Google Confirms Employees Have 'Google Phone'

Google confirmed Saturday that their internal developers are using an unreleased Android based phone, as contradictory rumors about a "Google Phone" flew back and forth across the Internet.
On an official Google blog, vice president of product management Mario Queroz said that Google employees are using "a device that combines innovative hardware from a partner with software that runs on Android," but that this phone is "exclusively for Google employees," not for consumers.
Several blogs have pegged the phone as the "HTC Passion," a slab-style device very similar to the HTC HD2 that some bloggers have said will be coming to T-Mobile USA.
That doesn't make the Passion any more a "Google phone" than other "With Google" or "Google Experience" Android phones, such as the Motorola Droid or T-Mobile G1.
Meanwhile, The Wall Street Journal reported that an upcoming Android phone from HTC will be called "Nexus One" and that "Google designed virtually the entire software experience behind the phone."
But that's also true of the unlocked version of the T-Mobile G1, released last year as the Android Dev Phone 1. This May, our own Mark Hachman (as well as many Android developers) was given a version of the HTC Magic phone that was called the "Google Ion" at the time - also unlocked, also direct from Google.
More intriguingly, the Journal says that Google intends to sell the phone en masse to consumers unlocked, not through a wireless carrier.
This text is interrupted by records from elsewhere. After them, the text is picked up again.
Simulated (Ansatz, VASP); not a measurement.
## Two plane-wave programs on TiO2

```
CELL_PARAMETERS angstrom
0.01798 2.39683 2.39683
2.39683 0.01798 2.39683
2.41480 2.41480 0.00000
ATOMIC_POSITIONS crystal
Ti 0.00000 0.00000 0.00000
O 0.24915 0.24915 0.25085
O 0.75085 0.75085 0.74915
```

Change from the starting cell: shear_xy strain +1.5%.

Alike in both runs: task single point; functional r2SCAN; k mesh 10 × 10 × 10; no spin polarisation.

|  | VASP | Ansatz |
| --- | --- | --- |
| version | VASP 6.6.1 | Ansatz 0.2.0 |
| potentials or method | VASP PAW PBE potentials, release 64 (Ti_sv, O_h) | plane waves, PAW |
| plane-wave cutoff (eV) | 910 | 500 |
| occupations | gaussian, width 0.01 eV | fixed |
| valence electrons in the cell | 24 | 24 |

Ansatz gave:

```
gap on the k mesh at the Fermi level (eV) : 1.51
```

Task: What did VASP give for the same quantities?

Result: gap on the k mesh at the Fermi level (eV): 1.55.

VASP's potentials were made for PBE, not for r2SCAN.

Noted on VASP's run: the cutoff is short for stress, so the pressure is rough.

While that's a common business model in most of the world, and the Dev Phone 1 is available unlocked, typically unlocked phones haven't sold many units here in the US.
TechCrunch says that a new phone "will be called the Google Phone" and will be sold directly by Google, independently of any wireless carrier.
Engadget claims it will run on AT&T, while blogger John Gruber says its 3G radio will only work with T-Mobile, and AT&T customers would be stuck in 2G mode.
I don't have any exclusive information about new devices. But I'd bet that this phone is just T-Mobile's new flagship Android phone, the way the Droid was for Verizon. Remember, Google works with preferred hardware partners to showcase new versions of Android. Google was intensely involved in the design of the original G1. Motorola and Verizon got the first shot at Android 2.0; perhaps now it's time for Google to show love to HTC and T-Mobile again.
As for it being sold unlocked, remember that T-Mobile has their new Even More Plus plans which are designed to be used with unsubsidized, unlocked phones.